GPU-Accelerated Primal Learning for Extremely Fast Large-Scale Classification
One of the most efficient methods to solve L2 -regularized primal problems, such as logistic regression and linear support vector machine (SVM) classification, is the widely used trust region Newton algorithm, TRON. While TRON has recently been shown to enjoy substantial speedups on shared-memory multi-core systems, exploiting graphical processing units (GPUs) to speed up the method is significantly more difficult, owing to the highly complex and heavily sequential nature of the algorithm. In this work, we show that using judicious GPU-optimization principles, TRON training time for different losses and feature representations may be drastically reduced. For sparse feature sets, we show that using GPUs to train logistic regression classifiers in LIBLINEAR is up to an order-of-magnitude faster than solely using multithreading. For dense feature sets (which impose far more stringent memory constraints), we show that GPUs substantially reduce the lengthy SVM learning times required for state-of-the-art proteomics analysis, leading to dramatic improvements over recently proposed speedups. Furthermore, we show how GPU speedups may be mixed with multithreading to enable such speedups when the dataset is too large for GPU memory requirements; on a massive dense proteomics dataset of nearly a quarter-billion data instances, these mixed-architecture speedups reduce SVM analysis time from over half a week to less than a single day while using limited GPU memory.
Code for Experiments
All source code from the paper is available in the tarball tronGpu_neurips2020.tgz. To run the experiments from the paper described below, please decompress this tarball and navigate to the resulting directory.

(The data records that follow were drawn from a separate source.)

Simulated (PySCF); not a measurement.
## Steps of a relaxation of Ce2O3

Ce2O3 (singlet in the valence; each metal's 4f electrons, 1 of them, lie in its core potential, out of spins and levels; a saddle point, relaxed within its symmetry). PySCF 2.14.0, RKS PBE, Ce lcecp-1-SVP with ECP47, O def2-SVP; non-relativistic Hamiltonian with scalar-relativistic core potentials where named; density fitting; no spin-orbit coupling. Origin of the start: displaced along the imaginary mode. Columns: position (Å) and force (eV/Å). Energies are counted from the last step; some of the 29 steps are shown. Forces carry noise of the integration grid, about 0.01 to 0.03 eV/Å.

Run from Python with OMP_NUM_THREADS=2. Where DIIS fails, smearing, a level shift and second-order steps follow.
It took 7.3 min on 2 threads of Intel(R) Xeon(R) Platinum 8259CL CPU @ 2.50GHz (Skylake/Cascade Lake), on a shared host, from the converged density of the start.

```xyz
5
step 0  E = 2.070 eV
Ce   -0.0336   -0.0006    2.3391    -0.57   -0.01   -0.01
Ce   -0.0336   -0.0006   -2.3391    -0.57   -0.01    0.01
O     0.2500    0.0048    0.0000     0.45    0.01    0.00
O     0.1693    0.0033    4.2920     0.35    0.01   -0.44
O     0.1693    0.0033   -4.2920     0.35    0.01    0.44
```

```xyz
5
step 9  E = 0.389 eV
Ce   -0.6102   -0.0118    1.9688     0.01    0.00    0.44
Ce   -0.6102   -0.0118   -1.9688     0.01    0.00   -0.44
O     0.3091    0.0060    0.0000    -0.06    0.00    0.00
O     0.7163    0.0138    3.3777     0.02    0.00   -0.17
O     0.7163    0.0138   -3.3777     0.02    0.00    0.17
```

Primal GPU Optimizations for Logistic Regression in LIBLINEAR
Directories and corresponding methods from the paper:
tronLrMix: TRON-LR-MIX in the paper
tronLrGpu0: TRON-LR-GPU0 in the paper<
tronLrGpu: TRON-LR-GPU in the paper
liblinear: standard single-threaded version of LIBLINEAR used to measure speedups in the paper
liblinear-multicore-2.30: TRON-LR-CPU in the paper, the multithread-optimized version of LIBLINEAR
To run the experiments in the paper, set the value of the variable NR to the maximum number of supported
compute threads on your linux machine and run the following command:
./runLr.sh
The above script will build all the solvers,
download the benchmark datasets, and test the various methods (see
runLr.sh for further details). CUDA 10.0 (or greater) must be
installed and in your path, as well as g++/gcc and CMake.
Running the above command will write the outputs of the various timings tests to corresponding files in the run directory. An
example reported runtime in an output file will look like:
"Training took = 368.448910 seconds wall clock time."
Primal GPU Optimizations for SVM Learning in Percolator (Proteomics Analysis Software)
Directories and corresponding methods from the paper:
tronSvmGpu: TRON-SVM-GPU in the paper
tronSvmMix: TRON-SVM-MIX in the paper
tronSvmCPU: TRON-SVM-CPU in the paper (also includes the multithread-optimized version of L2-SVM-MFN)
percolator: implementation of Percolator's current solver (L2-SVM-MFN) in wide-spread use
The multithread-optimized implementations of TRON and L2-SVM-MFN are taken directly from the recent Percolator speedup paper:
Halloran, John T., and David M. Rocke.
"A matter of time: faster Percolator analysis via efficient
SVM learning for large-scale proteomics."
Journal of proteome research 17.5 (2018): 1978-1982.
To test the implementations in the paper, set the value of the variable NR to the maximum number of supported
compute threads on your linux machine and run the following command:
./runSvm.sh
The above script will build all the solvers,
download benchmark datasets, and test the various methods (see
runSvm.sh for further details). CUDA 10.0 (or greater) must be installed and in your path, as well as g++/gcc and CMake.
Running the above command will write the outputs of the various timings tests to corresponding files in the run directory. An
example reported runtime in an output file will look like:
"SVM training took 8069 seconds wall clock time."
Note that the above experiments may require substantial analysis times for the datasets used in the paper.
PyTorch GPU/CPU Logistic Regression Solvers
The python script pyTorchLogisticRegression_rcv1.py times PyTorch GPU/CPU Gradient Descent and L-BFGS solvers and TRON (implemented in scikit-learn) for logistic regression. PyTorch and scikit-learn must be installed for these tests (python3 is also recommended).